The Nobel laureate made her case after a meeting at the State Department, as NPR's Michele Kelemen reports.

MICHELE KELEMEN, BYLINE: Nine months after visiting Suu Kyi's lakeside villa, once the Nobel laureate's prison, Secretary of State Hillary Clinton was chatting with her at a photo op in the State Department about Suu Kyi's plans to visit Burmese refugees in Kentucky and in Fort Wayne, Indiana.

SECRETARY HILLARY CLINTON: There's so much excitement and enthusiasm about the fact that you can actually come, and then I was delighted that when you are in Louisville, you're going out to one of the horse farms.

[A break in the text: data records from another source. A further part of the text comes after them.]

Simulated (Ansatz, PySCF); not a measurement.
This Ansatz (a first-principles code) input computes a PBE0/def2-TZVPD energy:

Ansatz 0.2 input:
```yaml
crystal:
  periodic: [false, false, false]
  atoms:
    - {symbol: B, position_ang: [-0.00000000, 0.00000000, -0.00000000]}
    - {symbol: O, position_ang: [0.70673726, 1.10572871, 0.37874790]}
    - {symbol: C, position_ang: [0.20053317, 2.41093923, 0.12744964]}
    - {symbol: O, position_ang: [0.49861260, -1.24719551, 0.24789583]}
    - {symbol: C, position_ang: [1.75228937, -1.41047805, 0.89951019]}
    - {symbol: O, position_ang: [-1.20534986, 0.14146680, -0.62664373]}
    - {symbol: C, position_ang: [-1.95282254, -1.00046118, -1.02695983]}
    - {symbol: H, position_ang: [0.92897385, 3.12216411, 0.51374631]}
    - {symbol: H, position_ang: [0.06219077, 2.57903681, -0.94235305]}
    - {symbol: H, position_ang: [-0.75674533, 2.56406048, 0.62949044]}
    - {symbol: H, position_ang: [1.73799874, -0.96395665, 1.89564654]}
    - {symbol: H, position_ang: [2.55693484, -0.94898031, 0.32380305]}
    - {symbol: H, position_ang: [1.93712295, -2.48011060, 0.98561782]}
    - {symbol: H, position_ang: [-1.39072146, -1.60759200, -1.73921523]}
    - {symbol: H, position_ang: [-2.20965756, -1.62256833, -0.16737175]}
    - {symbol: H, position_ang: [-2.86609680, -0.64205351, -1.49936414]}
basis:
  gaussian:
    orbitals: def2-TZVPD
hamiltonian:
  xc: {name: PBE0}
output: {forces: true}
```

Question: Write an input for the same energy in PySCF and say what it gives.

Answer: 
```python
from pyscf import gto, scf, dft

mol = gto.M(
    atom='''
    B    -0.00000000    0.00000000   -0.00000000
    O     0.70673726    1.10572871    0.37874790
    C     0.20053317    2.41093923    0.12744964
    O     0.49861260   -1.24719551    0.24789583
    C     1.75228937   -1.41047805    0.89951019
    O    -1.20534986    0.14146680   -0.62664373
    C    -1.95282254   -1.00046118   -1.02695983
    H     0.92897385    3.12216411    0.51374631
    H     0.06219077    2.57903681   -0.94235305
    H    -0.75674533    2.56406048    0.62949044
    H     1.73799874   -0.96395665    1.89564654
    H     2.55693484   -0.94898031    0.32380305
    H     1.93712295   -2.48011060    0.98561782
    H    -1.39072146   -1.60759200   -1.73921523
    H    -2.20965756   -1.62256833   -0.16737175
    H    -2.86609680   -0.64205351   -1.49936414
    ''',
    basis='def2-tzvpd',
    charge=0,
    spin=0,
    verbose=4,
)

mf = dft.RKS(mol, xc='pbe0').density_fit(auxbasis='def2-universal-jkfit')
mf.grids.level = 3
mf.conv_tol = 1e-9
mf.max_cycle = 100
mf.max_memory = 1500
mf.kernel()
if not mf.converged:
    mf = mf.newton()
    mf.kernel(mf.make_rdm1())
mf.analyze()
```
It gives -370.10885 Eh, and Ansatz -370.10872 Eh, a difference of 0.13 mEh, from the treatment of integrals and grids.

KELEMEN: Across the street, at the U.S. Institute of Peace, Clinton spoke about Suu Kyi's remarkable transition from a symbol of democracy to a stateswoman and a member of parliament and someone who understands the need for pragmatic compromise.

CLINTON: So it's wonderful to see Suu Kyi back in Washington as a free and forceful leader of a country opening up to the world in ways that would have been difficult to imagine even recently.

KELEMEN: Clinton says Suu Kyi's visit is also a reminder that there is a lot of work ahead to keep Myanmar on the path from military dictatorship to democracy. The Nobel laureate says Myanmar's president, Thein Sein, seems keen to promote democratic reforms, but, like Clinton, Suu Kyi questioned how sustainable this reform process really is.

AUNG SAN SUU KYI: We are not yet at the end of our struggle, but we are getting there. We have passed a first hurdle, but there are many more hurdles to cross.

KELEMEN: In her speech, Suu Kyi supported something her country's president wants to see: the lifting of U.S. sanctions.

KYI: I do support the easing of sanctions because I think that our people must start taking responsibility for their own destiny. I do not think we should depend on U.S. sanctions to keep up the momentum of our movement for democracy. We've got to work at it ourselves, and there are very many other ways in which the United States can help us to achieve our democratic ends.

KELEMEN: She says her country's education system is in shambles, as is health care, and the U.S., she says, can offer practical help. Suu Kyi also appealed for help in promoting ethnic harmony in a country torn apart by numerous ethnic conflicts, and she had a warning for American businesses seeking to invest in the mineral-rich country. Myanmar's judiciary, she says, is its weakest arm.

KYI: While the United States seems to be concentrating a lot on the economic aspect of its relations with my country, I hope they will do this in full awareness of the need to promote rule of law.

KELEMEN: As Aung San Suu Kyi continues her cross-country journey through the U.S., President Thein Sein is preparing for his own trip to speak at the United Nations' General Assembly next week in New York. His government has just released some 500 prisoners. Suu Kyi says 90 of them were political detainees. And while she welcomed their release, she says by her count, there are still 200 political prisoners behind bars in her country. Michele Kelemen, NPR News, the State Department.